This is an old revision of the document!
DRAGNET Cluster Usage
Hope this helps… If not let me (Alexander) know (amesfoort@astron.nl).
Access and Login
To get an account, ask Jason Hessels (hessels@astron.nl
).
With permission from Jason, ask Teun Grit (grit@astron.nl
) to add access to DRAGNET (via NIS). If you don't have access to the LOFAR portal, tell him. Idem for the ASTRON portal, i.e. if you are not working for ASTRON.
Having an account, ssh to hostname dragnet.control.lofar
or easier, just dragnet
, from the LOFAR portal (or tunnel through it):
ssh USERNAME@dragnet
Password-less Login
Within the cluster (or even to it), don't bother typing your password all the time. Passwords make cluster-wide commands a nightmare. Instead, use an ssh key pair:
ssh-keygen -t rsa # or copy an existing public key pair to .ssh/ cat .ssh/id_rsa.pub >> .ssh/authorized_keys chmod 600 .ssh/authorized_keys
Now test if this works by logging in and out to drg01
without entering a password (this should succeed with no output):
ssh drg01 exit
(For completeness: Your .ssh/id_rsa contains your private key. Do not share it with others. If compromised, asap regenerate and change your password.)

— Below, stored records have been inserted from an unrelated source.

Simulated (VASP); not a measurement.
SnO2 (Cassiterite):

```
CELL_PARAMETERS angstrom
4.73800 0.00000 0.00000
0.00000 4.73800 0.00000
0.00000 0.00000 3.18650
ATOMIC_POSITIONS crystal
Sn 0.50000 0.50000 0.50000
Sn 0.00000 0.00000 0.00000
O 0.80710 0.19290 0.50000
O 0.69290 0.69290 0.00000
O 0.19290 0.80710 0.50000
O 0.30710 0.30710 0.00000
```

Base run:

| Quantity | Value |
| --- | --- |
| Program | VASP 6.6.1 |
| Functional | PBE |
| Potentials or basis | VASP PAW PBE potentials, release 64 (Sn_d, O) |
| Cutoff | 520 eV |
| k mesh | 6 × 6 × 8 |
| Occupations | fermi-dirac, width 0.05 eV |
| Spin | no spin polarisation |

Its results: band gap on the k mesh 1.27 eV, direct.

Hostname Hell and Routing Rampage
If you are just running some computations on DRAGNET, skip this section. But if you need fast networking, or are already deep in the slow data transfers and rapid-fire connection errors, here is some info that may save you time wrt the multiple networks and network interfaces. (Or just tell us your needs.)
Hostnames
- dragnet(.control.lofar)
- dragproc(.control.lofar)
- drg01(.control.lofar) - drg23(.control.lofar)
Networks
Control/Management network: NODENAME.control.lofar (1 Gb) (all nodes) 10G network: NODENAME-10g.online.lofar (10 Gb) (all drgXX nodes and ''dragproc'') Infiniband network (IPoIB): NODENAME-ib.dragnet.infiniband.lofar (56 Gb) (all drgXX nodes)
(There is also a 1 Gb IPMI network.)
Cross-Cluster
When going cross-cluster, prefer to use the fully-qualified domainnames (FQDN), esp. in scripts or programs (i.e. drg11-10g.online.lofar instead of just drg11). See /etc/hosts
on any node for the list.
In most cases, you will use the network as deduced from the destination hostname or IP. Indicate a 10G name to use the 10G network. Idem for infiniband (IPoIB). (Exception: CEP 2, see below.)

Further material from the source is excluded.